Sorting CPAN

barbie on 2008-11-19T12:46:33

One of the problems with the CPAN Testers website resources, is that where an author listing of distributions, or the list of versions for a distribution, is required, a lot of backend trawling is done. This is due to the current backends having to refer to 3 sources to get those lists. Even then the resulting lists aren't quite correct, as the version sorting can be slightly weird when you have to take into account every author has slightly different perception of versioning. Sort::Versions goes a long way, but it isn't 100% accurate. The only really accurate way of sorting is on the release date of a distribution, which until now hasn't existed in a single form.

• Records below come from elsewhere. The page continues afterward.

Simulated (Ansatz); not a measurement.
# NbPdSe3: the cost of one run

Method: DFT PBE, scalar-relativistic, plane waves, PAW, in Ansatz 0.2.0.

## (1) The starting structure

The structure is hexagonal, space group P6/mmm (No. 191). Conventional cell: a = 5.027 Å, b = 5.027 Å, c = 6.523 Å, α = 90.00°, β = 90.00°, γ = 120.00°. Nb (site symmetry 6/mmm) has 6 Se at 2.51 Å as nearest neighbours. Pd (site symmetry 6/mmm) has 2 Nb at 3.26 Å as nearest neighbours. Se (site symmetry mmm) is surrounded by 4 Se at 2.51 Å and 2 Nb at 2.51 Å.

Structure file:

For a couple of months now, CPAN Testers has had it's own BACKPAN and CPAN mirrors. Of the 3 sources these are represented by Parse::BACKPAN::Packages and Parse::CPAN::Distributions. and the 2 index files they use. These can take a long time to parse, and as they don't parse and return any release date for distributions and their version, using Sort::Versions is a reasonable alternative. However, there is a third source and that is the CPAN Uploads that are announced by PAUSE. Due to the time lag of the mirrors, very often a release can be made and not be available to CPAN for several hours, so while no CPAN Testers reports might exist, it's still important to know the latest version.

Previously the last source is the only one that contained any release date information, which prompted me to think about doing it for the other sources. Surprisingly quickly, using the local CPAN Testers copies of BACKPAN and CPAN, I was able to build a basic database of upload data, and tag each with 'backpan', 'cpan' or 'upload', to indicate in what state the release was currently at. Queries now take fractions of seconds instead of several seconds. But, and perhaps more importantly, the sorting of distributions actually makes more sense!

The new database is being integrated into the backend code at the moment, but for those that might wish to have this information available for their own uses, the complete database is publicly available at the following locations:

These will now be updated daily, and once everything else is in place will eventually updated hourly.


404

LaPerla on 2008-11-20T03:46:29

Very nice idea, thanks!

And could you check the URL again, it gives me a 404?

Re:404

barbie on 2008-11-20T08:09:23

Ooops, sorry about that. I'd mistyped the directory name on the server :( Thanks for letting me know :)